Sunny Rao, SVP Asia Pacific at JFrog recently cites how Australia and New Zealand tech leaders are confronting their own ‘broken’ software supply chains.

Ask an enterprise security leader what really keeps them up at night, and the answer is rarely that easy, unfortunately. For Rao, the narrative isn’t one of failure, but the evolution.

“We are always striving to become better as organisations” he comments .

Developers surf the cloud, self provisioning whatever resources they desire, and at the same time, are held responsible for more than just the lines of code they produce. Today, between 80 – 85% of modern applications are stitched together with open-source code; third-party components, that are often vague and are moving targets. Developers are sprinting, security teams are gatekeeping (often too late), and the annoying rework means deadlines slip and tensions start to rise internally.

“It’s not [just] the tool set that slows them down, it’s the workflow.” Rao points out.

The bigger problem is less about tools and more about trust on tools.

“How do you determine what is right? If Tool A says you have 10 security vulnerabilities, but Tool B says you have 20, which one’s right?” Rao asks.

The term ‘single source of truth’ is a common question and debate amongst development teams. More data isn’t more clarity, it’s more contestability and with that slows down the proverbial conveyor belt. As soon as security processes become bottlenecks, accountability drifts, and so does velocity of shipping code.

“All of a sudden your whole house project is delayed multiple months, because some OH&S person has to come in and triage it, call some other person in another part of the world…” Adds Rao.

Yet Rao is neither advocating silos nor blurring all roles into one. His vision is a shift from entrenched, binary thinking as in ‘I’m security, I’m a developer’ toward mutual accountability.

“The quality of the code just doesn’t mean how functional it is. It’s also how secure it is, how reliable it is” he says.

Accountability should not be confused with territoriality, and when developers understand the context of the systems they’re building, remediation becomes proactive, not reactive. Software bill of materials more commonly known as (SBOMs) are not a compliance tick box, but as an exercise of fidelity into the code.

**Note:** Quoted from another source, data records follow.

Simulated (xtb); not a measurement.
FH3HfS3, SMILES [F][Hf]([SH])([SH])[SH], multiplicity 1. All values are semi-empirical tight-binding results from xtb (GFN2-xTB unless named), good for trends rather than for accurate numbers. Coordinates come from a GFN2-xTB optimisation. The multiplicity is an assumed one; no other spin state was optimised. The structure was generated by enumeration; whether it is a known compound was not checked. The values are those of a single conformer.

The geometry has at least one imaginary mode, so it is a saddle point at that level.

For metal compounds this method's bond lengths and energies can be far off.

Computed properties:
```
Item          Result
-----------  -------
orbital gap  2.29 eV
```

This allows further drill down into what’s in the package, what code is running, who owns what software? This kind of traceability might be the only ‘source of truth’ managing an emerging exploit long after the original author has left.

For boards, this isn’t a binary debate between code quality and policy – it’s a money problem.

“Why does it take me so many people to produce this output? Why is my time to release getting worse, not better?” asks Rao, voicing the new breed of directors less impressed by technical jargon, more focused on ROI.

“It’s a change management issue rather than lack of knowledge” asserts Rao.

The work that needs to get done often stalls not because the answers aren’t known, but because the will to disrupt legacy process is missing.

The key component is speaking the same language and verbiage, from security engineers to heads of marketing.

Rao went on to say, “When you have visibility and a single source of truth, it becomes easier for people to understand.”

That’s not just a technology problem, it’s a leadership requirement. Rao predicts the next wave will be even more challenging when confronted with compliance, privacy, governance, coupled up with the AI revolution.

“It’s a lot more than just security. If you’re starting to use machine learning and AI, there’s privacy, there’s governance…”

The future is about context. Not every vulnerability is a catastrophe, not every boardroom question is about ‘going faster’. Success will belong to those willing to make the invisible visible and to contextualise what this really means.

“The pressure is going to come. We need to move faster, we need to move at lower cost, we need to be more effective, do more with less. Those questions are going to keep coming.” Concluded Rao.